PtO₂ dopant screening. No systematic computational screening of transition metal dopants in PtO₂ for conducting oxide supports existed before this work. I screened 28 transition metals across alpha- and beta-PtO₂ at three compositions each — approximately 168 DFT systems total — using automated PBE-to-r2SCAN workflows combined with Pourbaix thermodynamics to assess dissolution stability under PEM electrolyzer conditions. The screen identifies three distinct conductivity mechanisms, providing transferable design rules beyond the specific PtO₂ host. First-author manuscript in preparation.

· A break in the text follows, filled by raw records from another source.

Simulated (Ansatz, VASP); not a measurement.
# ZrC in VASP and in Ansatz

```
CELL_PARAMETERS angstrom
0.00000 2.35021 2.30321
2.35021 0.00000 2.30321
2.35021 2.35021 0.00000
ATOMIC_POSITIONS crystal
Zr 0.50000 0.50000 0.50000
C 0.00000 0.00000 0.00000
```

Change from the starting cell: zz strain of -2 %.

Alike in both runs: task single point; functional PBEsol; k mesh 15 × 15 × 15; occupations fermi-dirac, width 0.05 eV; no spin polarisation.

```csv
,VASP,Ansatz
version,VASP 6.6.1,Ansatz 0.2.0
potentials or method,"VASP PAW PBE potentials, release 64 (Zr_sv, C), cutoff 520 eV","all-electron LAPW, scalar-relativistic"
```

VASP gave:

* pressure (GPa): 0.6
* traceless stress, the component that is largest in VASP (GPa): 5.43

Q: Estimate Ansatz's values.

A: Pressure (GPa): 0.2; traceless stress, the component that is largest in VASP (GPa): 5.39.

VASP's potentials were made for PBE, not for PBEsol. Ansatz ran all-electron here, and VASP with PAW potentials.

Cu nanoparticle CO₂RR electrochemical strain. Cu is the only heterogeneous catalyst that reduces CO₂ to multi-carbon products — ethylene, ethanol — with significant Faradaic efficiency. Operando XRD shows 50–100 femtometer lattice expansion in Cu nanoparticles going from cathodic to anodic potential. The naive expectation is contraction: removing electrons should shrink the lattice. The data show the opposite.

Using constant-charge ESM-RISM calculations with adsorbate-resolved surface phase diagrams, I decomposed the electrochemical strain into charge vs. adsorbate contributions for a collaborative study with a German experimental group. The finding: adsorbate-induced surface stress dominates. CO desorption and OH/carbonate adsorption at anodic potentials increases compressive surface stress, reducing Laplace pressure and driving expansion. DFT predicts 100–500 fm expansion — consistent with the 50–100 fm experimental observation. This redirects strain engineering strategy from potential tuning to adsorbate coverage control. Draft exists; co-first with the German experimental collaborators.

CoOOH neutral-pH OER. I extended the ESM-RISM methodology to CoOOH, a benchmark neutral-pH OER catalyst. Voltage-dependent surface phase diagrams show the surface fills with μ₁-OH species at OER-relevant potentials. Computed O K-edge XAS at 528 eV and 529 eV as a function of electrode potential — one peak rises then saturates, the other rises continuously — matching experimental operando trends and enabling direct spectral feature assignment. The ESM-RISM sweep engine made this feasible without extending the campaign timeline. Manuscript in preparation.


Trajectory

The infrastructure now exists. What comes next is deploying it.

The immediate target is production HIPPIE-NN runs at electrochemical interfaces: nanosecond-scale reactive trajectories on IrO₂/water/electrolyte systems at controlled electrode potential, with OER barrier calculations that include explicit solvent and the electric double layer. DFT cannot do this — at ~100 atoms and ~10 picoseconds, AIMD leaves every meaningful timescale unreached. HIPPIE-NN at ~50,000× speedup brings IrO₂ reaction kinetics into reach for the first time.

From there, the framework generalizes. The QE automation toolkit generates DFT training data for any catalyst system; the active learning pipeline builds the model; Soft-FQEq provides physically correct charge distributions and EDL representation. Extending to RuO₂, MnO₂, CoOₓHᵧ for OER screening, or to Cu systems for CO₂RR dynamics, requires new DFT data rather than new architecture.

The open questions this stack lets us address — how catalyst surfaces restructure under potential, how the double layer modulates reaction barriers, how adsorbate strain couples to selectivity — are not questions the field has answered with simulation. They remain open because the tools did not exist until now.

I am also working toward open-source release of the Soft-FQEq solver and QE automation toolkit. The solver architecture is general; every group building charge-aware ML potentials for electrochemical interfaces needs a fragment-constraint implementation that is differentiable, PyTorch-native, and compatible with reactive bond topology. That is what Soft-FQEq is.